Jury to deliberate Marshalltown murder case

Self-defense question key factor in case

T-R PHOTOS BY TREVOR BABCOCK — Mustafa Muhammad (left) watches as the closing argument on his behalf is presented to the court.

Attorneys presented closing arguments on Tuesday in a murder trial of a Marshalltown man facing charges of first-degree murder and reckless use of a firearm.

Mustafa Muhammad, 31, pleaded not guilty to the March 15, 2020, murder of Blake Thomas, which occurred at a West Linn Street location in Marshalltown at approximately 3:30 a.m. Following an argument allegedly ignited by “trash talking” at an after hours party which Muhammad and Thomas both attended, Thomas was shot six times and died as a result of his injuries.

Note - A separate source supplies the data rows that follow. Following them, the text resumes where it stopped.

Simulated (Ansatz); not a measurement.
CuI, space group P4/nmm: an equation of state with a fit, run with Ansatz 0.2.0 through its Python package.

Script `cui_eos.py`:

A group of people who witnessed the incident moved from the house where the party took place to outside where the shooting occured. Multiple eyewitnesses testified that they saw Muhammad remove a gun from his waistband and shoot at Thomas.

While the fact that Muhammad committed the shooting is not contested between the prosecution and the defense, the two sides differ on whether or not Muhammad acted in self-defense.

Assistant Marshall County Attorney Jordan Gaffney argued that the trial is about choices.

Chief Public Defender Michael Adams presents the closing argument for the defense of Mustafa Muhammad who faces charges first degree murder and reckless use of a firearm.

“Of all the choices Mr. Muhammad could have made as he was standing in Linn Street shooting at Blake, he chose to pull out that gun and use it,” Gaffney said. “He doesn’t walk away. He doesn’t just hold up the gun and demonstrate, ‘Back up dude. I’m armed.’ He doesn’t fire warning shots up into the air. He pulls out that gun, and he starts shooting.”

A detective interview with Muhammad played at the trial showed that Muhammad contradicted his version of how the events unfolded and what he was doing when Thomas was shot. After initially claiming he attempted to diffuse the situation, he later admitted to shooting at Thomas multiple times.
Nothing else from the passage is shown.